Wednesday, June 04, 2014

Outsourcing



So!  I bought a new TV!

I really didn't want to; I was pleased with my twenty-two-year old, nineteen-inch Samsung.  Really!

But it was taking longer to warm up, and little fireworks-type static streaks were starting to appear in the picture, and I figured it was time to start shopping, before the old girl crapped completely. 

I'll admit it; I splurged.  I went with a massive TWENTY-NINE INCH SCREEN.

I KNOW!  They will be able to watch my TV from the space station, what with that gigantic, eye-popping twenty-nine inch screen!

So, I bought the TV on line and had it delivered to the store (free!),  picked it up, took it home, opened up the box, took a look at the set-up diagrams,

and went cross-eyed.

Confession time:  I don't DO electronics.  Do. Not.  It is one of the few things, auto repair springing first to mind, that I gladly outsource.   A simple wiring diagram can bring me to tears; I can't help it.  I have zero interest in learning about electronica.  ZERO.  Hand me the remote and get out of my way, is as complicated as I want TV things to get.

So I called the cable company.  They gladly sent someone out to my house, to relieve me of having to try to force-feed electronic wiring diagram info through my feeble little brain, for the low, low price of thirty-nine-ninety-five.

And even though I am so cheap I can squeeze a nickel until Jefferson squeals?  That thirty-nine-ninety-five service charge was worth every penny.  EVERY PENNY.

And boy oh boy, technology sure has changed in the last quarter-century, because the picture is aMAZing.  I feel like some hayseed staring at his very first motion-picture show, it's that good.

But!  I have a new rule:  No heads bigger than my own.

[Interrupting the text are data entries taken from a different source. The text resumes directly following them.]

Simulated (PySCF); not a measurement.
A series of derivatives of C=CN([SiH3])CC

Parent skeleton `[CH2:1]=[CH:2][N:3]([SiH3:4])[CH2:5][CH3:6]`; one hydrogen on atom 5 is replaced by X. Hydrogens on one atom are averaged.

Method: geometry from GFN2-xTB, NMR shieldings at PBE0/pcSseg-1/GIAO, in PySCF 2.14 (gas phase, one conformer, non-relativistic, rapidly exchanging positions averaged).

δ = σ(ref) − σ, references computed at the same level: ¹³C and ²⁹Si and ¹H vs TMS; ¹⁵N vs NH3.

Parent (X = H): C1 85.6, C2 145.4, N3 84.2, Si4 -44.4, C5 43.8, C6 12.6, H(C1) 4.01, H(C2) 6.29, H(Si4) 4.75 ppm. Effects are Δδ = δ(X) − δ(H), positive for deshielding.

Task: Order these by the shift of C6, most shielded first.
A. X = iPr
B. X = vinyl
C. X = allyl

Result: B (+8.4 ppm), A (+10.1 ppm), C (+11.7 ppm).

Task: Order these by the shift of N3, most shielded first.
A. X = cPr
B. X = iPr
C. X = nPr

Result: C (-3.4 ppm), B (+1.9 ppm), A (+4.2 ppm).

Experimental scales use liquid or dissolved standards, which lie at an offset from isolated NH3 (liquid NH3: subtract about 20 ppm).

Because when I'm watching, say, the nightly news, on my new GIANT 29" screen, the anchor's head is the size of my own.

And that's ... disconcerting, somehow.  Like another actual person is in the room with me or something.

So I think that 29" is about as big as I'm going to go.  I don't want a 40", or a 50", or a 60".   I wouldn't want to have a bunch of scary giants in my house.